Politics will hinder the Government’s Transformation Strategy

Politics will hinder the Government's Transformation Strategy

The much-delayed Government Digital Strategy (GDS), or Government Transformation Strategy (as it has been called) was announced yesterday by Cabinet Office Minister Ben Gummer.
He delivered the details of the plan during his keynote speech at the Reform Annual Conference 2017.
Gartner’s research director Neville Cannon, a former government CIO, has discussed the planned strategy with Information Age, specifically surrounding its viability.
Neville Cannon, research director, Gartner
He discussed the potential of the plan and the importance of collaboration across government departments to see it succeed.
However, he stressed that despite the positive content in the strategy, it will inevitably not achieve the goals it has set forth; citing political instability as a major factor in this.

Cannon also emphasised, if the plan is to succeed, the important role data has to play in realising the transformation strategy.
In addition to this, Cannon discussed three topics surrounding how government systems need to change moving forward, as part of the larger, global digitalisation.

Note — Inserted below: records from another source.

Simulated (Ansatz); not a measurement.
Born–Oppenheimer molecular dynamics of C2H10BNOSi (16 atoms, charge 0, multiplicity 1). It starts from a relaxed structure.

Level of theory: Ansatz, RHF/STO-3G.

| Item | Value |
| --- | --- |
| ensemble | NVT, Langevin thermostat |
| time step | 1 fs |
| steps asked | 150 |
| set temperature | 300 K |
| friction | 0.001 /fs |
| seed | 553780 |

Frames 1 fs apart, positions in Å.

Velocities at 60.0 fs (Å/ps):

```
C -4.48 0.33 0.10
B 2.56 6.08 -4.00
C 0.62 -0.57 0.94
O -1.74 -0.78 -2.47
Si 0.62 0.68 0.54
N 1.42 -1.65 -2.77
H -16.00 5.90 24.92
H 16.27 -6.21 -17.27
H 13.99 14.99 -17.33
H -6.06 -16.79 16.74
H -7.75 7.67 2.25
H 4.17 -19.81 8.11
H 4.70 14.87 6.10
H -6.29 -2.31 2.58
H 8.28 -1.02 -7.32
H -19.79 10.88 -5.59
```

These topics concerned: how local government departments will use open data, adopt the public cloud and automate services.
What is your impression of the Government’s Transformation Strategy? Is it achievable?
The general overview is that there is little in there to disagree with.
It wants to change things, it wants to change things fairly significantly. It wants to continue developing the citizen-engagement routine. There’s lots to agree with. But, ultimately, I don’t think it is achievable.
One of the problems is that the strategy starts from the position that the UK is one of the most digitally advanced countries in the world. I would question that.

We’ve got a successful front-end with GOV.UK, but even that is relatively limited in terms of what it’s dealing with. If you look at things like mobile technology, or even taxation.

By 2020 the plan is to get rid of a number of different tax returns. This service has already been automated from beginning to end in finland.
The passport office here wants to move into the digital sphere. Already in Qatar – and I know it’s a much smaller country – you can get a passport in an hour via your mobile phone.

So, in terms of what they’re doing, yes a lot of it is very good and a lot of stuff in the strategy you can agree with, but is it achievable? I would say it is unlikely between now and the next parliament. In that timeframe we are going to be predominantly dealing with Brexit.
The government’s facing some challenges in terms of how it can recruit the technical people it needs to develop the holistic approach that it needs to adopt: to share data and to collaborate across departments.
Finding the technical architects with the capabilities across the whole of government is proving difficult.

Given that the government hasn’t really fully delivered on its the 2012 strategy, I think it’s going to be hard in the political climate in the next three years to deliver this one. You could even ask the question that with the turmoil of Brexit and what’s happening in the US at the moment, is this kind of strategy even the right one, let alone can it be delivered?

The other issue I have is it talks about being a transformation strategy, yet what it actually states in here is there looking for a significant step change, and I would say the country needs transformation.
The government could have written this strategy five years ago. There’s a lot of fuzzy stuff in here. It’s more around optimisation than transformation. They’re still looking at improving services to the citizens, they’re still trying to make government more efficient.
The strategy is not about transforming these systems and dealing with the problems that the country has, especially on a local authority level.